Re: typeface colors and contrast: how light is too light?

Subject: Re: typeface colors and contrast: how light is too light?
From: Ned Bedinger <doc -at- edwordsmith -dot- com>
To: Pamela Denchfield <PamelaD -at- onyx -dot- com>
Date: Fri, 23 May 2008 14:54:25 -0700

Pamela Denchfield wrote:
> Our group was asked to apply a corporate color palette
> to the headings in an .html readme template. The darkest
> color uses the RGB Values of R 65, G 97, B 119.

This color is blue-black, i.e., primary blue shaded with a lot of black.

> This and the other available colors appear to my eyes to
> have less than "conventional" amounts of contrast on
> white backgrounds, but maybe that's just me.

The heavy black component of the dark color
contrasts with white, but not with the other
colors, right?

> (I can read it easily, but I wonder what the norm is.)

Norm? Haha. Your mind knows things that make typical normative
considerations seem pale in comparison. A recent Scientific American
special edition on Optical Illusions has an image demonstrating how we
perceive one shade of gray, in one image, as both black and white.
Anyway, factors of luminence and contrast, as well as color selection,
are bound to be in play in your question. I'm not the SME you're looking
for. But I think it safe to say that crafting a color scheme for good
readability can or may involve more cognitive skills than tech writers
have on tap.

Some of it can be worked with intuitive awareness (using my favorite
colors) instead of calling on design theory or color analysis, but color
attributes alone (hue, tint, tone, shade, saturation, luminence, output
device characteristics, ...) are only one part of the range of
considerations that professional designers bring into play. If you need
help, you might be able to find a local design shop with someone willing
to spend a couple of hours consulting with you about your concerns.

>
> Where can I find out about ideal contrast levels for type? How light is too light?

That's a very specialized question! I wish I knew the answer, but I'm
not much of an expert after all. Still, that won't prevent me from
eventually framing that subject matter in the much wider fields of art
and psychology. You've been warned.

A color wheel from your local hobby store provides a lot of information
about color schemes and what colors contrast. Go get one and play with
it to get a handle on what you're working with.

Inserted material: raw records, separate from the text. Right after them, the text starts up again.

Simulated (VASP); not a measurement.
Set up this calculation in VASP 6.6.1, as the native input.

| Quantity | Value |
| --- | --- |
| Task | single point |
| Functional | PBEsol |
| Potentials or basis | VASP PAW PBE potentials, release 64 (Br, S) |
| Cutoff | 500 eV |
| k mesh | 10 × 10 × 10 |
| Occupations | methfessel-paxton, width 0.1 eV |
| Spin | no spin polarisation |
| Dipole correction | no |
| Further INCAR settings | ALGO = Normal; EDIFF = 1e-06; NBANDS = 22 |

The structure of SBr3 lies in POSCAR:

Looking at my color wheel, I can tell you that if your other two colors
lie in the red-orange to yellow-orange part of the spectrum, you'd have
a scheme that contrast most with blue colors. But if they all were
shaded with black to the extent your darkest color is, they would not
contrast as well. Some designers seem caught up using colors all from
the same range of tint, shade, tone, etc, and that particular lack of
imagination might be contributing to the contrast problem you're
perceiving. Also, keep in mind that color considerations can change when
you move from print to video display. A print color scheme that depends
on reflecting ambient light into your eye might work to a different
effect when the colors are illuminated from within as glowing phosphors
or diodes.

Some of the problem you're picking up on also might be artifacts of your
monitor settings--contact the manufacturer for a procedure to adjust
color temperature, brightness, and contrast settings like a graphics
pro. But bear in mind that people viewing your website will still be
looking at it thru monitors adjusted without your corporate colors in mind.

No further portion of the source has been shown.